Efficient
Resource Sharing in Concurrent Error Detecting Superscalar Microarchitectures
Tuesday November 30, 2004
Hamerschlag Hall D-210
4:00 pm
This is a practice talk for the upcoming IEEE
Micro conference, December 4-8.
Jared Smolens
Carnegie Mellon University
Previous proposals for soft-error tolerance have called for redundantly
executing a program as two concurrent threads on a superscalar microarchitecture.

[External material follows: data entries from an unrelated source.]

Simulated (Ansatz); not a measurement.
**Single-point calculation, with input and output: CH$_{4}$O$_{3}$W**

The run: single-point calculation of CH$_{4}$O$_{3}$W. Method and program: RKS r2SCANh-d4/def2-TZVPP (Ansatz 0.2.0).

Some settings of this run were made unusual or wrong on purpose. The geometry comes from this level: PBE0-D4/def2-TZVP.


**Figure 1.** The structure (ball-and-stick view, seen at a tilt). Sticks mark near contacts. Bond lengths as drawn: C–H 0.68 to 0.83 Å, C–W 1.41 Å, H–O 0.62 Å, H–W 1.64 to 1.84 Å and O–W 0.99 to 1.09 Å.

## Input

In a balanced superscalar design, the extra workload from redundant
execution induces a severe performance penalty due to increased
contention for resources throughout the datapath. This paper identifies
and analyzes four key factors that affect the performance of redundant
execution, namely 1) issue bandwidth and functional unit contention,
2) issue queue and reorder buffer capacity contention, 3) decode
and retirement bandwidth contention, and 4) coupling between redundant
threads' dynamic resource requirements. Based on this analysis,
we propose the SHREC microarchitecture for asymmetric and staggered
redundant execution. This microarchitecture addresses the four factors
in an integrated design without requiring prohibitive additional
hardware resources. In comparison to conventional single-threaded
execution on a state-ofthe-art superscalar microarchitecture with
comparable cost, SHREC reduces the average performance penalty to
within 4% on integer and 15% on floating-point SPEC2K benchmarks
by sharing resources more efficiently between the redundant threads.
Jared Smolens is a third year PhD student in the Computer Architecture
Laboratory at Carnegie Mellon, where he is advised by Prof. James
Hoe. His time is primarily devoted to the TRUSS project. His research
interests include multiprocessor and microprocessor architecture,
fault tolerance, and performance modeling.